REU’s: The CPLD chip in the SuperCPU includes special DMA transfer logic to provide 100% compatibility with all types of data transfers to and from Commodore REU's. The unit does not have to be slowed down to 1 MHz in order to initiate a DMA transfer to/from the REU.
RAMLink: The Super CPU is 100% RAMLink compatible, and contains its own version of RL-DOS, which runs from the SuperCPU's high-speed Static RAM. The faster RL-DOS, along with the efficiency of new 65C81IJS opcodes allows faster data transfers to and from RAMCard memory and also speeds up data transfers to/from CMD HD Series hard drives connected to RAMLink's parallel port.
GEOS: Version 2.0 will be 100% compatible. Special software will be provided with the SuperCPU allowing GEOS to run at full speed.
EditPerformance
To help achieve its high level of performance and to accommodate the 20 MHz speed, all operating system routines are downloaded into 64K of the high-speed Static RAM during power-up. This feature eliminates the bottleneck caused by ROM-based operating system code (on PC's, this technique is called ROM-BIOS shadowing). 64K of high-speed SRAM remains free for programs. In addition, buffered write-thru circuitry (similar to PC cache controllers) eliminates the need to slow down when writing data into computer.
EditAdditional Features
Built-in JiffyDOS Kernal ROM: The computer portion of JiffyDOS is built into the SuperCPU, providing DOS-Wedge commands and enabling high-speed serial transfer rates to and from JiffyDOS-equipped disk drives. The JiffyDOS Enable/Disable switch is designed to function on the fly without disabling the accelerator itself.
Cartridge Port Pass-Thru: Enables the full use of most plug-in hardware devices such as REU's, RAMLink, Swiftlink, SID Cartridge, GEORAM, and some software cartridges. These devices will work while the accelerator is running at 20 MHz.
GEOS Software: Custom software to optimize GEOS operation is provided. Additionally, an intelligent write-thru hardware circuit designed especially for GHOS effectively eliminates major performance bottlenecks associated with previous accelerator designs. Coupled with the 20 MM/, clock speed, this feature will boost the performance of GEOS far beyond anything previously available.

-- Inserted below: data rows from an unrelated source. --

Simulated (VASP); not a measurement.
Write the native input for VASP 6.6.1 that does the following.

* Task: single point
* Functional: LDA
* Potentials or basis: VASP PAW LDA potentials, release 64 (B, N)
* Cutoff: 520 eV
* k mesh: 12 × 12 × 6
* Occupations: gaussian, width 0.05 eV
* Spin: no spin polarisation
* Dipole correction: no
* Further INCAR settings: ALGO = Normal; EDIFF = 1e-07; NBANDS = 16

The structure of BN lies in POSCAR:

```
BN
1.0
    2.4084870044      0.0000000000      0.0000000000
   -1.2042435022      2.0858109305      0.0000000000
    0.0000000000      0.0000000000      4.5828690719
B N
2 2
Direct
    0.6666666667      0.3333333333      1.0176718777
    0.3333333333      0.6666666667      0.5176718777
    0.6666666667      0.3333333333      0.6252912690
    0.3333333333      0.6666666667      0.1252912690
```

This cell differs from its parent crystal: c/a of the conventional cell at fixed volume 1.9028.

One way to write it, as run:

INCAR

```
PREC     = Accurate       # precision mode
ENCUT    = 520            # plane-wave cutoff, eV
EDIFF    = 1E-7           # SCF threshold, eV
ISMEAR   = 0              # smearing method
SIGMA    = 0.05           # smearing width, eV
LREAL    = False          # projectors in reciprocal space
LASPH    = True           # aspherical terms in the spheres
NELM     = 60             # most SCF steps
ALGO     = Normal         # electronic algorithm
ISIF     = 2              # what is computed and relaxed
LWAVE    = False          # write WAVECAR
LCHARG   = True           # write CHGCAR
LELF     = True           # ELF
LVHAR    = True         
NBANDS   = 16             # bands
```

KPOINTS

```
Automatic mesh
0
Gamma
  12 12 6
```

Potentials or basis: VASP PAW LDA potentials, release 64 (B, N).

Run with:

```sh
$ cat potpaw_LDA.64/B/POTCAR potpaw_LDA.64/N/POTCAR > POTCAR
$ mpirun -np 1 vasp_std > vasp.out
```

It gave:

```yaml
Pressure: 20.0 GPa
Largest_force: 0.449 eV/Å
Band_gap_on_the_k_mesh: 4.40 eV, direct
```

Speed Selection: The speed selection switch provides three options: 1) Slow (1 MHz) mode for compatibility with programs (such as some games) that may operate too quickly in the turbo mode; 2) a"soft" Turbo mode which operates at 20MHz and provides programs with a software speed selection register for switching to Slow speed when necessary; and 3) a "forced" Turbo mode which keeps the CPU in 20 MHz mode regardless of the setting of the software register. This mode is useful for providing compatibility with existing programs that unintentionally alter the software register. (Note: The SuperCPU performs disk access functions properly in all three speed modes.) The user can change speed modes by toggling the speed selection switch while the SuperCPU is operating without quitting from the current program.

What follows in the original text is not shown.